Professor Sue Crawford has written a nice review of the FCC regulation of VoIP in a research paper called The Ambulance, the Squad Car, and the Internet.
The Federal Communications Commission moved swiftly in 2005 to impose E911 and CALEA requirements .....In the CALEA context, law enforcement has persuaded the Commission to rely on extraordinarily weak legal arguments in insisting that online businesses and broadband access providers make their services acceptable to law enforcement - either before these services are launched, thus constraining innovation, or for existing services at great retrofitting expense. In both settings, the FCC has plunged quickly ahead to apply these policies to the internet with little consideration either for the economic impacts of its choices or for alternative strategies that might have been employed. And both policies have been lifted largely unchanged from what they had been in the world of telephony, even though the internet presents a very different technical and economic context.
Sue also has a great blog post: CALEA roundup: 2005-2007 --- a must read.

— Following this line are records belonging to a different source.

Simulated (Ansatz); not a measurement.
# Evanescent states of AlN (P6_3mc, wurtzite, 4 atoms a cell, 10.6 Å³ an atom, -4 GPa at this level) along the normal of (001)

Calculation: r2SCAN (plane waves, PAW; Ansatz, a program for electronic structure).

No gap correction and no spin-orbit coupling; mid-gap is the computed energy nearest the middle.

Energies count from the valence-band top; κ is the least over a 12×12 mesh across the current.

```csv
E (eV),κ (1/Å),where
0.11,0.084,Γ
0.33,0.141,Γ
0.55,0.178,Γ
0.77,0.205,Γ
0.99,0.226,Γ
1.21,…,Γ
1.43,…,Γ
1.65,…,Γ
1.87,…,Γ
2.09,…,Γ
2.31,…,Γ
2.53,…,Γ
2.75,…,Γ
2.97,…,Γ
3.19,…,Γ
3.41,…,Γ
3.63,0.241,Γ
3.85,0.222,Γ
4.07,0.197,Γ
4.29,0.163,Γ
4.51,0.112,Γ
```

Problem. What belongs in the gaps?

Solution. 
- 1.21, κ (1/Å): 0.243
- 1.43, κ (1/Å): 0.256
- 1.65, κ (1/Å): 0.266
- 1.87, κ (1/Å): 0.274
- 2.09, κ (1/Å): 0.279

"Much of the tussle has to do with cost-shifting: the original CALEA statute authorized $500 million to be allocated to paying the carriers back for their efforts in connection with compliance, but there's no money being offered to the internet players. But a lot of the recent tussle has to do with how to move CALEA's obligations into the internet era. The problem is that CALEA was specifically written not to cover online applications like email and other "information services." And saying what online "call-identifying" (non-content) information is presents a difficult task."
Sue goes on to explain that the law and Courts say CALEA is about access, not content. It creates a grey area for the provider since there is no clear definition of what call-identifying obligations are for packet. Sue is a lawyer and a professor of law at Cardozo School of Law and on the ICANN board. She knows of what she speaks.